Thursday, November 11, 2004

Credibility, revisited

It's me again...

Remember our working definition of credibility: the image of a source in a communicative situation.

Credibility emanates from people, places, institutions - is the Electoral College credible? How about the Catholic Church?

There is a gap between real and perceived credibility.

OK, then - an even better definition: credibility is the INTERACTION between SOURCE-RELATED ATTRIBUTES and PERCEIVED ATTRIBUTES held by the receiver of a message.

Remember the three key dimensions of credibility: AUTHORITATIVENESS, TRUSTWORTHINESS, DYNAMISM

Some folks experience lasting credibility (Bob Hope - although I'm not sure why) or never can shake the "untrustworthy" label.

It's also a scary thing: we'll comply with a request from a credible source even when we know what they've asked to do is unpleasant, or illegal - this is how cults are born, and how big brothers and sisters keep blackmailing their younger siblings.

Credibility also changes our attitudes about people; if you play identical versions of a speech for people, but with two speakers - one high cred, one low cred - we will dig the high-cred source.

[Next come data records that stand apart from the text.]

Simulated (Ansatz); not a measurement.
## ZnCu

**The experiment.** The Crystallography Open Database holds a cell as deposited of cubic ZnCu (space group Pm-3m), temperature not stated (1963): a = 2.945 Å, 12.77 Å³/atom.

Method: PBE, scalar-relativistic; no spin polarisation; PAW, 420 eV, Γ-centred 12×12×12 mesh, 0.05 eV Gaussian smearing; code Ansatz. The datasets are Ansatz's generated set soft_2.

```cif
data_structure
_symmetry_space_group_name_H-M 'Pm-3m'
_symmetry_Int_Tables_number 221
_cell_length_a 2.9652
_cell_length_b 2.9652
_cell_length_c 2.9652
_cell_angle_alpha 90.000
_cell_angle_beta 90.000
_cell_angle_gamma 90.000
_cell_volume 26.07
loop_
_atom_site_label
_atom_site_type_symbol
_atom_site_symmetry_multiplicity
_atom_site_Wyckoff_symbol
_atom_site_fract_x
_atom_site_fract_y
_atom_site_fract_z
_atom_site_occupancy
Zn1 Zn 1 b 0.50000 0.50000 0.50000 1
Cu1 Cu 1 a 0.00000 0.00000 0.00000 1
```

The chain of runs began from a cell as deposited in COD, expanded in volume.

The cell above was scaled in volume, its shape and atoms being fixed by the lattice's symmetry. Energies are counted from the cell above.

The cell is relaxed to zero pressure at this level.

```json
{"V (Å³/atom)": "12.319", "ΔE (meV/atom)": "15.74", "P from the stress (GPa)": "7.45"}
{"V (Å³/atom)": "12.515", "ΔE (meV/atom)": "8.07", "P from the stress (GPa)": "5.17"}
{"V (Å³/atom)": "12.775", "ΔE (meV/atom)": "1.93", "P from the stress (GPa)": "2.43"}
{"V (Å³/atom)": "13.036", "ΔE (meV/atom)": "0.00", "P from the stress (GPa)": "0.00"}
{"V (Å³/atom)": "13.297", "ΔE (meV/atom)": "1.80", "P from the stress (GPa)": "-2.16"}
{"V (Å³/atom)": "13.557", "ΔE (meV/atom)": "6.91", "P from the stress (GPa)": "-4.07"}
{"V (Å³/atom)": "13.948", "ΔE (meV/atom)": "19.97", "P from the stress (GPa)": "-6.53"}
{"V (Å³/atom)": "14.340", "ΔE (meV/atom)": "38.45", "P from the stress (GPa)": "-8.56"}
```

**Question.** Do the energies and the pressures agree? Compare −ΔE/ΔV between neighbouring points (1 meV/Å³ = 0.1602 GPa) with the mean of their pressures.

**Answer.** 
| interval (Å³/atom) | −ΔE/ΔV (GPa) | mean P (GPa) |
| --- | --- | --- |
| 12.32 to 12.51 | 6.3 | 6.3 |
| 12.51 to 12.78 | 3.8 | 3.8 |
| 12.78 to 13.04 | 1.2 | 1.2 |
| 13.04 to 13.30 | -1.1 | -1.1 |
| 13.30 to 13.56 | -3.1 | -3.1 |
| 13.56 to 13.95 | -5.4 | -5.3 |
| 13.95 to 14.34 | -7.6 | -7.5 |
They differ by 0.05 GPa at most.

It's not automatic, or constant, and it may not last - it's not a linear thing.

The intervening factors:

Is the speaker's view the same or different than yours on an issue? Let's say the speaker's views are radically different than yours - if credibility and this difference don't interact, credibility would go up and cause your attitude to change, regardless of the discrepancy...

but the opposite happens - credibility and discrepancy are not independent influences; they act together to create influence.

Bottom line - credibility interacts with other variables when the audience feels COERCED or is UNDER PRESSUE to comply with what the speaker argues for.

In 1965, a communicator tried to convince army reservists to eat objectionable food.

Here, cred didn't affect compliance, but the attitude change was less pronounced when the audience thought the source was a NICE GUY than when the source was seen as cold and bossy.

ONE LAST THING: remember that RELEVANCE plays a key role in our judgments of credibility. If an issue is relevant to us (high tuition, parking, Ashlee Simpson), we'll pay more attention to it, become more motivated to think about it.

When we are motivated and able to pay attention, we take a logical, conscious thinking, central route to decision-making. This may permanently change our attitude as we adopt and elaborate upon the speaker’s arguments.

In other cases, we take a peripheral route. Here we do not pay attention to persuasive arguments but are swayed instead by surface characteristics such as whether we like the speaker. In this case although we do change, it is only temporary. We may be more susceptible to further change, though.

This is part of the Elaboration Likelihood Model of persuasion advance by Petty and Cacioppo (1986; www.changingminds.org).